Backlash against proposed Polish spring logo

By bne IntelliNews October 17, 2014

Jan Cienski in Warsaw -

 

Poland is a fairly flat country with few striking landmarks, an architectural heritage that pales in comparison with France and Italy, no queen and it has a damp central European climate. The country creates few immediate associations with outsiders except for a grey and cold place known best for vodka, heavy foods, Lech Walesa and John Paul II.

That is the cause of enormous frustration for decades of ambitious branding efforts, as Poles look with envy at sunnier and prettier countries such as Spain and the Czech Republic which have succeeded in fixing a positive international image for themselves.

Now, a group of business and marketing groups has launched a contest to choose a new logo for the country to be used in all international promotion efforts. The three choices are variations on a flattened red spring, and the final selection will be made at the end of October after an online poll.

Those wanting to cast a vote can go here.

The logo, as well as a grammatically clumsy motto, “Polska. Spring Into New”, are the legacy of recently deceased branding guru Wally Olins, who spent a decade trying to come up with an attractive marque for Poland. He settled on “Creative Tension”, in an effort to capture Poland’s resilience to the ups and downs of historical fortune.

“The symbolism of a spring fully expresses our character and latent energy,” explain the organisers, who have so far spent €220,000 of their own money on the effort. “Our wayward, but at the same time constructive, approach to the world. The more we, as a nation, were overwhelmed, the more energy and creative tension we had and the more dynamically we acted.”

Poland has long had great difficulty in defining itself to the outside world. While the government uses the red and white flag and the white eagle that have been Poland’s symbols for a millennium, other agencies from tourism to investment promotion have created a hodge-podge of competing slogans and logos ranging from a red-and-white kite to a weird chess board to a mountain, tree and river framing the word “Polska”.

But the new effort is leaving a lot of Poles cold.

Slawomir Majman, head of the PAIIZ, the Polish investment agency, tweeted that the new design was “weak, graphically archaic, with an unclear message”. His agency has its own logo - two red-and-white sail-like triangles.
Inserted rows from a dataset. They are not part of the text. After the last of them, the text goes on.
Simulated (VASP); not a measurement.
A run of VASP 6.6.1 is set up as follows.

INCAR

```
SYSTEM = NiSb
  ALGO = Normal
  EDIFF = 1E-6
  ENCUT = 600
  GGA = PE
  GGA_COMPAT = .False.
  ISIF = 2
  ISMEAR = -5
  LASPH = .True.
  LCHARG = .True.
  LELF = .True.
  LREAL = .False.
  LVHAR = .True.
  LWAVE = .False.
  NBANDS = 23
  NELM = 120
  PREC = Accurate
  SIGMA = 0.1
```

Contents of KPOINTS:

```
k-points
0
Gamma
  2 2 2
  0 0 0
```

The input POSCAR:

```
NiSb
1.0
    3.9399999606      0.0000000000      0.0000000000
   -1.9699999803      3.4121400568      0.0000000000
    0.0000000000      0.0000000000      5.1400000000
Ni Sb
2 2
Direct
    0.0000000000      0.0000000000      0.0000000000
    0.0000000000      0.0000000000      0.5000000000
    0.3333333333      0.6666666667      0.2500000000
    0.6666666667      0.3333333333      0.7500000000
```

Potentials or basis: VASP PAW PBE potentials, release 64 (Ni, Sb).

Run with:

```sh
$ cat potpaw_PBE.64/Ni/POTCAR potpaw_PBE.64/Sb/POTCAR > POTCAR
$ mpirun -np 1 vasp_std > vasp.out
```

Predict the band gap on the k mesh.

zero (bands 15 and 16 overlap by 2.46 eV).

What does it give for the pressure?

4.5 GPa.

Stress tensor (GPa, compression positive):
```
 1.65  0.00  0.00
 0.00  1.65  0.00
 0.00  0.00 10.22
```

Websites have had great fun caricaturing the logo, some suggesting that primary school children could have come up with it.

Others worry that the concept of a spring introduces an element of instability and bounciness – sort of a what springs up must contract down idea.

Anna Szubert, a marketing expert, tells the natemat.pl website that for her springs bring to mind industrial equipment and that Poland might be better off simply relying on its traditional symbols in order to promote itself abroad.

While branding experts have been fretting about finding an attractive way for the country to present itself abroad, Poland has gone ahead and done a pretty good job on its own.

But instead of extolling its unremarkable countryside and fairly bland cuisine, Poland today is seen internationally as an economic success story - the only European country not to fall into recession in more than two decades and the continent’s best example of a post-communist transformation. Poland has created a growing number of innovative businesses like Pesa, a locomotive manufacturer which recently won a €1.2bn contract to supply Deutsche Bahn, or Solaris, which sells buses and trams around the world.

That’s not as sexy as creative tension, but probably better reflects Poland’s long slog from being a communist-run basket case in the late 1980s to a relatively prosperous and relatively normal European country a quarter century later.